Python loop counter in a for loop

Andre Miller picture Andre Miller · Jul 26, 2009 · Viewed 298.6k times · Source

In my example code below, is the counter = 0 really required, or is there a better, more Python, way to get access to a loop counter? I saw a few PEPs related to loop counters, but they were either deferred or rejected (PEP 212 and PEP 281).

This is a simplified example of my problem. In my real application this is done with graphics and the whole menu has to be repainted each frame. But this demonstrates it in a simple text way that is easy to reproduce.

Maybe I should also add that I'm using Python 2.5, although I'm still interested if there is a way specific to 2.6 or higher.

# Draw all the options, but highlight the selected index
def draw_menu(options, selected_index):
    counter = 0
    for option in options:
        if counter == selected_index:
            print " [*] %s" % option
        else:
            print " [ ] %s" % option
        counter += 1


options = ['Option 0', 'Option 1', 'Option 2', 'Option 3']

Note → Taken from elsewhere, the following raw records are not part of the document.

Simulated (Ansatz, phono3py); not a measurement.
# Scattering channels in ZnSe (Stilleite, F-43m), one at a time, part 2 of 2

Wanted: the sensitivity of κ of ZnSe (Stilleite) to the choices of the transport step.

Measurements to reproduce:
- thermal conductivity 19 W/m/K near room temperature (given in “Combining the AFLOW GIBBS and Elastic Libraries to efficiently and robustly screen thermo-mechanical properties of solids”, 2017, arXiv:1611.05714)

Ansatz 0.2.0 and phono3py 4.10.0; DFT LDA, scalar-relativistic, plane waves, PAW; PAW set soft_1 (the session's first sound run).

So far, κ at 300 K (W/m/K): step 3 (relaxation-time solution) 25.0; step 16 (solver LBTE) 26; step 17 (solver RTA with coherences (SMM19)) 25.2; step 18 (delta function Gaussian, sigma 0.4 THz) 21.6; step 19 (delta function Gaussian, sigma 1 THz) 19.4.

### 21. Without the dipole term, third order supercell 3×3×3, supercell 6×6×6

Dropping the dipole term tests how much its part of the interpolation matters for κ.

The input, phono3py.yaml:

draw_menu(option, 2) # Draw menu with "Option2" selected

When run, it outputs:

 [ ] Option 0
 [ ] Option 1
 [*] Option 2
 [ ] Option 3

Answer

Evan Fosmark picture Evan Fosmark · Jul 26, 2009

Use enumerate() like so:

def draw_menu(options, selected_index):
    for counter, option in enumerate(options):
        if counter == selected_index:
            print " [*] %s" % option
        else:
            print " [ ] %s" % option    

options = ['Option 0', 'Option 1', 'Option 2', 'Option 3']
draw_menu(options, 2)

Note: You can optionally put parenthesis around counter, option, like (counter, option), if you want, but they're extraneous and not normally included.